Dataproc FAQ

General

What is Dataproc?

Dataproc is a fast, easy-to-use, low-cost and fully managed service that lets you run the Apache Spark and Apache Hadoop ecosystem on Google Cloud Platform. Dataproc provisions big or small clusters rapidly, supports many popular job types, and is integrated with other Google Cloud Platform services, such as Cloud Storage and Cloud Logging, thus helping you reduce TCO.

How is Dataproc different from traditional Hadoop clusters?

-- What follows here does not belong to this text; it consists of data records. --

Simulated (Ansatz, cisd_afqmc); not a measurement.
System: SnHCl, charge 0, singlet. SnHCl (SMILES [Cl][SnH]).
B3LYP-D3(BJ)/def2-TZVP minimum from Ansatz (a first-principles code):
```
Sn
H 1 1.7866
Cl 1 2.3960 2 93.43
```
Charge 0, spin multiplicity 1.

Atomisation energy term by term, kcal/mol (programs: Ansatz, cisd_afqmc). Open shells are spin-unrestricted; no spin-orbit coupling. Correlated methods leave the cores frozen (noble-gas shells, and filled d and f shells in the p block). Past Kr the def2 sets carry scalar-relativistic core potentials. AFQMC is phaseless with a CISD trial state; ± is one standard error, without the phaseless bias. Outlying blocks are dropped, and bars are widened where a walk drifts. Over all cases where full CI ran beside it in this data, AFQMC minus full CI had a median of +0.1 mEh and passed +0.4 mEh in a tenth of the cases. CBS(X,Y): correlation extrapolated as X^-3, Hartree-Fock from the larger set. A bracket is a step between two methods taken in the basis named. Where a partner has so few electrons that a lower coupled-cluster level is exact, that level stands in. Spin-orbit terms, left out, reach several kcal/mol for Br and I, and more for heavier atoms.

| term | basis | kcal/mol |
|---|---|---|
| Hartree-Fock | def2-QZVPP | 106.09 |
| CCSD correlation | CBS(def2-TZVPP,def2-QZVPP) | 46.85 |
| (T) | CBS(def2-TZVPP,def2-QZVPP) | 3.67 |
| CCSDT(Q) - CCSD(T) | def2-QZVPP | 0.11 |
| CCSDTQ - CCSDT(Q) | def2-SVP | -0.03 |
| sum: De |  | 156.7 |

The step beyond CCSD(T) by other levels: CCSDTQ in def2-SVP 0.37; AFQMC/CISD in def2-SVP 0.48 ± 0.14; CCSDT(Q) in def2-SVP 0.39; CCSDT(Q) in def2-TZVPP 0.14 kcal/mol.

Dataproc is a managed Spark/Hadoop service intended to make Spark and Hadoop easy, fast, and powerful. In a traditional Hadoop deployment, even one that is cloud-based, you must install, configure, administer, and orchestrate work on the cluster. By contrast, Dataproc handles cluster creation, management, monitoring, and job orchestration for you.

How can I use Dataproc?

There are a number of ways you can use a Dataproc cluster depending on your needs and capabilities. You can use the browser-based Google Cloud console to interact with Dataproc. Or, because Dataproc is integrated with the Google Cloud CLI, you can use the Google Cloud CLI. For programmatic access to clusters, use the Dataproc REST API. You can also make SSH connections to master or worker nodes in your cluster.

How does Dataproc work?

Dataproc is a managed framework that runs on the Google Cloud Platform and ties together several popular tools for processing data, including Apache Hadoop, Spark, Hive, and Pig. Dataproc has a set of control and integration mechanisms that coordinate the lifecycle, management, and coordination of clusters. Dataproc is integrated with the YARN application manager to make managing and using your clusters easier.

What type of jobs can I run?

Dataproc provides out-of-the box and end-to-end support for many of the most popular job types, including Spark, Spark SQL, PySpark, MapReduce, Hive, and Pig jobs.

What Cluster Manager does Dataproc use with Spark?

Dataproc runs Spark on YARN.

How frequently are the components in Dataproc updated?

Dataproc is updated when major releases occur in underlying components (Hadoop, Spark, Hive, Pig). Each major Dataproc release supports specific versions of each component (see Supported Dataproc versions).

Is Dataproc integrated with other Google Cloud Platform products?

Yes, Dataproc has native and automatic integrations with Compute Engine, Cloud Storage, Bigtable, BigQuery, Logging, and Cloud Monitoring. Moreover, Dataproc is integrated into tools that interact with the Cloud Platform including the gcloud CLI and the Google Cloud console.

Can I run a persistent cluster?

Once started, Dataproc clusters continue to run until shut down. You can run a Dataproc cluster for as long as you need.

Cluster management

Can I run more than one cluster at a time?

Yes, you can run more than one Dataproc cluster per project simultaneously. By default, all projects are subject to Google Cloud resource quotas. You can easily check your quota usage and request an increase to your quota. For more information, see Dataproc resource quotas.

How can I create or destroy a cluster?

You can create and destroy clusters in several ways. The Dataproc sections in the Google Cloud console make it easy to manage clusters from your browser. Clusters can also be managed via the command line through the gcloud CLI. For more complex or advanced use cases, the Cloud Dataproc REST API can be used to programmatically manage clusters.

Can I apply customized settings when I create a cluster?

Dataproc supports initialization actions that are executed when a cluster is created. These initialization actions can be scripts or executables that Dataproc will run when provisioning your cluster to customize settings, install applications, or make other modifications to your cluster.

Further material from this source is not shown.